The choice of Bhavitha Mandava is not accidental. It is perfectly aligned with Matthieu Blazy’s new vision for Chanel, which is gradually redefining the identity of the house by shifting it toward a more contemporary femininity, less ritualistic and more everyday. His Chanel is not merely a temple of luxury but a laboratory of urban realities, diverse cultures, and authentic personal stories. The Belgian designer is known for his “everyday aesthetic,” an approach that transforms ordinary gestures and objects into elements of conceptual refinement. In his collections, luxury is never shouted; it is suggested through proportions, materials, and details. In this context, Mandava becomes the perfect embodiment of the new Chanel girl. Not a distant or aristocratic figure, but a cosmopolitan woman who takes the subway, studies, works, and builds her future. A woman who embodies the social and cultural mobility of our time. The show in the New York subway was interpreted by some as urban realism. In reality, as Blazy explained, it is almost cinema. A tribute to Coco Chanel’s first trip to the United States in 1931, when she discovered with surprise that American women wore her clothes naturally in everyday life. Mandava, with her mix of academic intelligence and spontaneity, perfectly represents this vision. She embodies what fashion can become when it stops looking only at the past and begins truly observing the present.

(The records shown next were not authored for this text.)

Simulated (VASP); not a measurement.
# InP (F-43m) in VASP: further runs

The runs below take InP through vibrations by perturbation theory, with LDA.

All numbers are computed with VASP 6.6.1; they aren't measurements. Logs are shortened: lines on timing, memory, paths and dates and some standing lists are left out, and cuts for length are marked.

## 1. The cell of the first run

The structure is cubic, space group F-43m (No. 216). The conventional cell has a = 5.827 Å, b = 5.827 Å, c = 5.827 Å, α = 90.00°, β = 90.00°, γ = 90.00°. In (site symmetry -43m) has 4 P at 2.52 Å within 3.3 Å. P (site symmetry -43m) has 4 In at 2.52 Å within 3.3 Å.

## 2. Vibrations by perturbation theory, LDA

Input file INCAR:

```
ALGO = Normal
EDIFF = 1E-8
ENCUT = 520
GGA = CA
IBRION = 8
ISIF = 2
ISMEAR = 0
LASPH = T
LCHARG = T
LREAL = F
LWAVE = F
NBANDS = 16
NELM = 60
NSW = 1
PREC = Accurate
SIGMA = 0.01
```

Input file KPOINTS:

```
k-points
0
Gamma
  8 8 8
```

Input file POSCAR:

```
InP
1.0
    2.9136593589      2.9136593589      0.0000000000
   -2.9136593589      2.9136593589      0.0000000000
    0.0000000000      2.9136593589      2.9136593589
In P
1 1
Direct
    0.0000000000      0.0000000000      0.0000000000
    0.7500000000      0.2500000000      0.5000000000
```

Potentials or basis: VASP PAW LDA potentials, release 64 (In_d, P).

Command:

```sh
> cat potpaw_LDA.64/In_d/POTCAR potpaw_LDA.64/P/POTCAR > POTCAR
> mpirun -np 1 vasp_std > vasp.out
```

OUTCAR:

A new icon for global fashion

Within just a few months, Bhavitha Mandava has gone from being an almost anonymous student to one of the most interesting figures of the new generation of models. The year 2026 has only just begun, yet she has already appeared on the covers of magazines such as Numéro, Perfect, Double Vision, and British Vogue, culminating with the cover of i-D photographed by Inez and Vinoodh. A pace that, in the world of fashion, amounts to instant consecration. Yet what stands out most is not the speed of her rise, but the way she experiences it. Mandava maintains a disarming sense of irony. On social media she jokes that Chanel fulfilled her parents’ dream of seeing her married… even if, for now, the groom is only a couture look. She speaks openly about her origins, her studies, and her life as a student. In an industry that often constructs distant, flawless personas, her spontaneity is almost revolutionary. That is why it is hard not to root for her. Because Bhavitha Mandava does not represent just a new star in fashion. She represents a broader story, that of a global, mobile, highly educated, and culturally hybrid generation that is also changing the aesthetics of luxury. And if fashion loves symbols, this is one of the most fairy-tale-like of recent years: a girl who once took the subway to go to class… and who today has turned it into a runway.